PRPG:
Artificially Flavored

Ask Uncle John Anything: This Blog Post is Artificially Flavored

August 26, 2016

Uncle John knows pretty much everything—and if he doesn’t, he heads his massive research library, or puts one of his many associates on the case. So go ahead: In the comments below, ask Uncle John anything. (And if we answer your question sometime, we’ll send you a free book!)

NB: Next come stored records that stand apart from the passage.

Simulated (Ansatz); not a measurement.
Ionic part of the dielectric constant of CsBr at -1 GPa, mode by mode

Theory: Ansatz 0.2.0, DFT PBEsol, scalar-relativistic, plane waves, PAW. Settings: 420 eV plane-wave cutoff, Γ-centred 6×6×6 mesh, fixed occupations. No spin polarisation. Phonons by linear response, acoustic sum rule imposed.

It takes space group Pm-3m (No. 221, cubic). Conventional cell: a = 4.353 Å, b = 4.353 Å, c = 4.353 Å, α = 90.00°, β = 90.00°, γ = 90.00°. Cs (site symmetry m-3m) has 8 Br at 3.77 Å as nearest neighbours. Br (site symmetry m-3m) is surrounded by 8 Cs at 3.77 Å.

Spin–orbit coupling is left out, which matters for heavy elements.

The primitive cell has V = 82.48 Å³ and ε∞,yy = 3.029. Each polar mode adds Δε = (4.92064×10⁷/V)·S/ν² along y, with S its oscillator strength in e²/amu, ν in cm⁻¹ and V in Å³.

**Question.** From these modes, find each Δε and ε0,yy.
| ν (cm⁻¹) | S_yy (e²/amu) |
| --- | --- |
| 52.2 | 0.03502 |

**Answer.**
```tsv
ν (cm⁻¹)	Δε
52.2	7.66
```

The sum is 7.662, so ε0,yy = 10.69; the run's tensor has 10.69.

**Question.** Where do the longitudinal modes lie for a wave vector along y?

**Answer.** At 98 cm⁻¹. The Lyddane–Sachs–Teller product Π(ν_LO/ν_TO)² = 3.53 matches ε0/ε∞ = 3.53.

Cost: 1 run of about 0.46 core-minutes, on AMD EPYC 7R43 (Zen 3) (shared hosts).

Why do some imitation flavors, particularly banana, taste nothing like the real thing?

Artificially Flavored
All banana-flavored things—taste the same. All watermelon candies taste the same as each other. But they don’t, respectively, taste anything like actual bananas or actual watermelons. And this seems to be a widely accepted notion. But with all of the technology we have today, particularly in food science, how come some artificial flavors don’t taste anything like the thing they’re supposed to taste like?
It comes down to oil. Many flavors were originally derived from naturally occurring oils. Packaged coconut cakes could taste like real coconut because they were made with coconut oil, or orange oil could be used to make very-orangey orange candies. But as food science developed, it became cheaper to re-create those oils in a lab by breaking them down into their chemical counterparts, synthesizing them, and reproducing them in massive, shelf-stable quantities. (Commonly used chemical ingredients in flavors include citric acid and isoamyl acetate.)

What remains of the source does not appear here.